Texans DE Will Anderson seeks complete totality as edge rusher

Touchdown passes measure quarterbacks, interceptions for defensive backs, and sacks are the rubric for edge rushers.

J.J. Watt set the bar for any future Houston Texans edge rusher. Try a 10-year tenure with five double-digit sack seasons, of which included four straight of 10-plus, and three NFL Defensive Player of the Year awards. As the franchise leader, any Texans defender will be chasing Watt’s 101.0 for a long time.

Watt, a future first-ballot Pro Football Hall of Famer, played with such passion and ferocity when it came to getting to the quarterback that he made most fans and analysis forget that the defensive end position has many more responsibilities. He also has made it harder for most people watching rookie edge rusher Will Anderson to recognize the impact he has made throughout his first seven games in the NFL.

Anderson, 22, is getting acclimated to playing in the NFL and has garnered much attention by opposing offenses. He consistently sees multiple players throughout the game to try and slow his pursuit of the quarterback at an alarming rate for a rookie. Teams have doubled the former two-time SEC Defensive Player of the Year award winner 24% of the time this season, which places him right behind Myles Garrett (30%), Micah Parsons (28%) and former Texans player Jadeveon Clowney (26%).

“Will has been impactful,” said Texans first-year defensive coordinator Matt Burke, who coached Watt in Arizona in 2022. “I feel like I’ve said this a lot: I think he’s already, as a rookie, one of the best run defenders on the edge in the NFL. He’s powerful and violent. Sets edges about as good as a lot of people that I’ve seen in this league. He affects the quarterback right now. He’s close. I mean, his pressure rate is still really high, and I think his challenge is not getting frustrated by the sack production. You start chasing stats, it goes the wrong way.”

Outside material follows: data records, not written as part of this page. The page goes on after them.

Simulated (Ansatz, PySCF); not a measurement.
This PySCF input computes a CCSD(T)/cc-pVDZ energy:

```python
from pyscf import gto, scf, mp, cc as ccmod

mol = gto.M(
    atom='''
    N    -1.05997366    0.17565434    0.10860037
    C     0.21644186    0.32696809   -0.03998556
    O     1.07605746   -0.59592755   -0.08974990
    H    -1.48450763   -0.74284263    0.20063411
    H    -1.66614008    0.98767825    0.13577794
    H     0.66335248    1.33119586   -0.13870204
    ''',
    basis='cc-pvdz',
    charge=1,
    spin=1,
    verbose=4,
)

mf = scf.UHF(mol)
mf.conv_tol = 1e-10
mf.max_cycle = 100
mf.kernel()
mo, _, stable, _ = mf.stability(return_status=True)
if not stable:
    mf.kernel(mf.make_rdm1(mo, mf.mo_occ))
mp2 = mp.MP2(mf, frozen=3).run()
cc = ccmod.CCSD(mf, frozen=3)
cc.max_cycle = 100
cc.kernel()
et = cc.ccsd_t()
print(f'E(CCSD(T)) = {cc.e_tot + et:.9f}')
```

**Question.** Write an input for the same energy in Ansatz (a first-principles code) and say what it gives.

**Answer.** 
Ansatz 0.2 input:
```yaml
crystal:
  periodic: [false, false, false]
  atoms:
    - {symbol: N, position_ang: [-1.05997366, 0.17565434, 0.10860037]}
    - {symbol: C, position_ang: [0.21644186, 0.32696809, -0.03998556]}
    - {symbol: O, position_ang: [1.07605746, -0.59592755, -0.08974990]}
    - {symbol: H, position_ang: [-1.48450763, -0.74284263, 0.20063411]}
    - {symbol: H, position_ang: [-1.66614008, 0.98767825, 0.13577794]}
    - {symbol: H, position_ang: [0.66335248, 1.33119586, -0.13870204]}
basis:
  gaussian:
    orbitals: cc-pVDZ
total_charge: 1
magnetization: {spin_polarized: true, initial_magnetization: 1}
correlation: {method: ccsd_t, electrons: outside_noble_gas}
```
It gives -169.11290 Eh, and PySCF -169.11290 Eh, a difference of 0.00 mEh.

The Texans made a draft day trade with the Arizona Cardinals to acquire Anderson with the third overall selection in this year’s draft. There are a lot of expectations being drafted that high, and if you factor in the amount of future capital Houston gave up for him, many can see why the sack statistic can play a vital role in how he is evaluated.

Fourth-year veteran Jonathan Greenard, who starts opposite of Anderson, realizes that the sack totals do not jump off the page for the rookie but understands the impact he brings in the totality of the overall defensive scheme that head coach DeMeco Ryans has installed.

“If you see a guy getting chipped or they are running away from him or they are cutting him, he has already made the play right then,” said Greenard, who leads all edge defenders with 8.5% defensive stop rate this season, according to Next Gen Stats. “Now they have just dedicated half of that play to you because they knew you were going to be able to make that play, and now, they are playing behind the sticks.”

Anderson’s impact has been felt by opposing quarterbacks as he leads all rookie pass rushers with a 0.76 avg get-off time this season and has generated 26 QBP [Quarterback Pressures] on 186 pass rushes, which ranks him third amongst all rookies. He is also helping a run defense that finished last in the NFL in rushing yards allowed in 2022 at 170 yards per game, holding teams to under 100 yards throughout seven games this season.

“It all comes down to knowing who you are,” Anderson told the Texans Wire about the dynamics of his position. “You know what position you play, and you know that it is more than just going out there and getting sacks. We call it ‘Factor’ here. How are you factoring the game? Whether that is causing disruptions, getting pressure, or helping others around you.”

“Ultimately, it comes down to you doing your job. Don’t press for anything. Don’t go out there and do anything you have done differently all week, and don’t let the expectations of others or whoever may think that sacks is all there is push you to make you do something that you know you are not supposed to be doing.”

“When you hear ‘Edge Rusher,’ you think of sacks, but being an edge rusher is being an elite player all the way around. Stopping the run, getting tackles for loss, causing disruption, setting edges, and things like that. That is how I see myself when I see edge rusher.”